Page News & Courier

Heritage and Heraldry

A casualty of war – the family of George W. Summers, Sr.


Article of November 29, 2001


Likely a descendant of Hans George Sommer, George W. Summers was not as Anglican as the surname may imply at first glimpse. Hans George was born ca. 1713 in the Palatinate and died on April 26, 1787 in Toms Brook, Virginia. Most of Hans’ children settled in Frederick, Shenandoah and Augusta County.

The first appearance of George W. Summers in Page County vital records occurs in 1835 with his marriage to Susannah Strickler. Susannah, the daughter of A. and Susan Hollingsworth, was born in Shenandoah County and had, apparently, married a Strickler prior to marrying Summers. By 1845, the Summers family included four daughters and one son.

With the outbreak of the Civil War, George W. Summers, George Sr.’s only son enlisted with Co. D, 7th Virginia Cavalry. By war’s end, he would command the company as a captain.

However, the first traumatic episode of war in the Summers family would occur with daughter Mary Summers Strole. By 1862, Hiram and Mary Summers Strole had two wonderful daughters – Amanda Susan (1857) and Mary Lee Virginia (1859). But, in January 1862, not five years old, Amanda died from sickness on the 22nd. Four days later, wife Mary, followed in death. This left only two-year-old Mary Lee with Hiram as the sole parent. It seems unlikely that Hiram would enlist so quickly in the aftermath of such tragedy and, perhaps, he was one to be swept up into the draft that followed early before that spring.

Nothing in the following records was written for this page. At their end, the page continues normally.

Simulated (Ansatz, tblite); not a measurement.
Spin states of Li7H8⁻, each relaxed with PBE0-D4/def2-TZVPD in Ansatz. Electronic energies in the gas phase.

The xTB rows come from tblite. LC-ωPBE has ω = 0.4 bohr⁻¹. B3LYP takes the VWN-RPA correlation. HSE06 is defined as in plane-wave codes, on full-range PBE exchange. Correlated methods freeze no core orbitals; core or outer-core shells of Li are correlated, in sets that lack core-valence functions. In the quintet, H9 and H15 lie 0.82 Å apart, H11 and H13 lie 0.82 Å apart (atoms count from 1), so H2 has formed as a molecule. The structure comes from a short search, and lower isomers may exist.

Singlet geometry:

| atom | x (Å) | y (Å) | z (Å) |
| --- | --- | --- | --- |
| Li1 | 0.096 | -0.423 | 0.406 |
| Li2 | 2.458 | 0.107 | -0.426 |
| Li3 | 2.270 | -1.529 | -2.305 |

Listed on the rolls of the Page Grays, as a precaution, Hiram made his last will and testament which looked after the well-being of his only daughter in the event of his death – leaving all of his “lands and the benefits thereof.” In the event that Mary would die, then all property would be divided among two of his brothers – George and Abraham (later a member of the Purcell Artillery and killed in the trenches of Petersburg in days before the end of the war in 1865) and sister-in-law, Susan.

In the months that followed, Hiram would brave the elements and battles in the Valley, around Richmond and finally, in the fields around Manassas. Though he survived the intensely heated contest at Brawner Farm on August 28, 1862, the following day, during a strong Union attack, Hiram was killed. Captain Michael Shuler wrote that after falling “back a short distance, [they] were not able to get the dead off.” Ultimately, Hiram’s body was recovered and brought back to Page and buried next to his wife and daughter.

Within days of her third birthday on September 3, Mary was an orphan.

Mary did survive and, with her marriage to Wilson Asbury Koontz in 1878, began another branch of her family that would include six boys and three girls.

The end of the war, as many know, did not bring relief for the Summers family, as, on June 27, 1865, George W., Jr. was executed without trial at Rude’s Hill.

Within six years of the end of the tragic war, Susannah Summers died leaving George Sr. with what appears from his writings, to have been a struggle with depression over the loss of his only son. At only 65 years of age, George W. Summers, Sr. died on September 26, 1877.